The Nation, where Mr. Guttenplan’s review appeared, has a long history of proclaiming the innocence of Soviet spies, most notably Julius Rosenberg and Alger Hiss. Just as their defenders have slowly and ungracefully retreated, those who refuse to examine the evidence about I.F. Stone will rue their uncritical defense of his actions.
John Earl Haynes
Manuscript Division, Library of Congress
Professor of Politics and History
Emory University, Atlanta, Georgia
Since the letter from John Earl Haynes and Harvey Klehr mainly concerns D.D. Guttenplan’s review of their book in The Nation rather than my review of American Radical in these pages, he has sent me the following comment:
Historians, like journalists, should always be wary of consensus. So perhaps it would be useful to your readers if I explained why, as I.F. Stone’s biographer, I share the views of Jonathan Mirsky, Geoffrey Wheatcroft (“Digging for Moles,” NYR, October 22), Robert Kaiser (“Heart of Stone,” Columbia Journalism Review, July/August 2009), and numerous others that Stone was never a Soviet spy, or even a witting agent.
Even J. Edgar Hoover, who loathed Stone, and in the 1950s made him the target of a full-scale espionage investigation encompassing daily surveillance, wiretaps, and mail and garbage “covers,” reluctantly concluded that his adversary was exactly what he seemed: an unabashed independent radical who concentrated his fire on his own government.

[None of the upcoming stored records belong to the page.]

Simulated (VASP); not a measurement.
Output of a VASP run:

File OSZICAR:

Haynes and Klehr claim to have new evidence proving that “Stone was a Soviet spy” in the form of notebooks compiled by Alexander Vassiliev, a former KGB officer, purporting to record documents in Soviet archives. All the notes pertaining to Stone come from the so-called “Black” notebook, where on page 23 (a photocopy of the Russian original appears on page 144 of Spies ) we read:
p. 212 “Pancake” (“Liberal’s” lead)—Isidor Feinstein, a commentator for the New York Post
p. 283 Letter dated 20.5.36
Relations with “Pancake” have entered “the channel of normal operational work.” He went to Washington on assignment for his newspaper. Connections in the State Dep. and Congress. Knows Prince.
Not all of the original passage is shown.